Sharp president Takashi Okuda said that panels will begin to ship next month, bringing a glimmer of hope to investors.
Apple might as well fess up now and admit that its iPhone 5 — or whatever the gadget will be called — is on the way in September. The cat is out of the bag, and now even Japan’s Sharp Corp. is admitting to some degree that the highly-rumored iOS smartphone is on the way. The admittance was offered up to the press in Tokyo on Thursday after the company released its latest quarterly earnings.
“Shipments will start in August,” Sharp’s new president, Takashi Okuda, said. He reportedly declined to give a more specific date for shipments beyond that point, nor did he actually comment on Sharp’s relationship with Apple. But as Reuters states, these screens are widely known to be headed for the new iPhone.
The other two suppliers of the panels are LG Display Co Ltd and Japan Display Inc.
As reported earlier, Apple is supposedly revealing the new iPhone 5, the iPad Mini and new iPod devices on September 12. The phone itself is supposedly slated for a September 21 release, and so far there’s no word of when exactly the rumored 7-inch iPad tablet will hit retail shelves although there’s talk it may hit the market at the same time.
The latest smartphone will reportedly come packed with 30-percent larger screen than the current iPhone. measuring 4-inches from corner to corner. Its closest competitor, the Android-powered Samsung Galaxy S III, sports a 4.8-inch HD Super AMOLED screen protected by Corning Gorilla Glass 2.
The iPhone 5’s screen will also reportedly be thinner than previous versions, using in-cell panels. This technology embeds touch sensors into the liquid crystal display itself, eliminating the touch-screen layer used in the current iPhone models. The phone will reportedly be thinner overall and sport a metal back.

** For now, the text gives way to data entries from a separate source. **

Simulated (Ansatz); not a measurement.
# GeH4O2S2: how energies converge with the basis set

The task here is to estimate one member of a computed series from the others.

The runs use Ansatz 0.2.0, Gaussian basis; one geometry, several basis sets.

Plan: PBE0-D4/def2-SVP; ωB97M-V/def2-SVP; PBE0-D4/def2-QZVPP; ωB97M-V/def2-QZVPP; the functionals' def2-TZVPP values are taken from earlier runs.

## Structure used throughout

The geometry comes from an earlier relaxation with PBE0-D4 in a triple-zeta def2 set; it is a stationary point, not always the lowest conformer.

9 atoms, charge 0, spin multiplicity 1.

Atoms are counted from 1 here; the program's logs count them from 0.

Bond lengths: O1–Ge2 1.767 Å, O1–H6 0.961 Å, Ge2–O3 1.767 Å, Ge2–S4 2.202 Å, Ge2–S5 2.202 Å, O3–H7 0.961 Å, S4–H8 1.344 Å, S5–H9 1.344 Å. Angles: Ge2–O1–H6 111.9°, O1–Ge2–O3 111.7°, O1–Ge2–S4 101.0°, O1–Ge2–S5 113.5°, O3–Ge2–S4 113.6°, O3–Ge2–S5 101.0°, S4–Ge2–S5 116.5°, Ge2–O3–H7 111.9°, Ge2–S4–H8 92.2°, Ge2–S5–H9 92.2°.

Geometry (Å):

Okuda’s mention of the iPhone 5 display shipments was believed to serve as a distraction from Sharp’s “disappointing” quarterly earnings. The company reported a fiscal first quarter loss of around $1.76 billion, and a plan to eliminate 5,000 jobs by the end of the fiscal year (March 2018). The company now projects a $3.18 billion loss for the fiscal year ending March 2018, up from a previous estimated loss of around $382 million.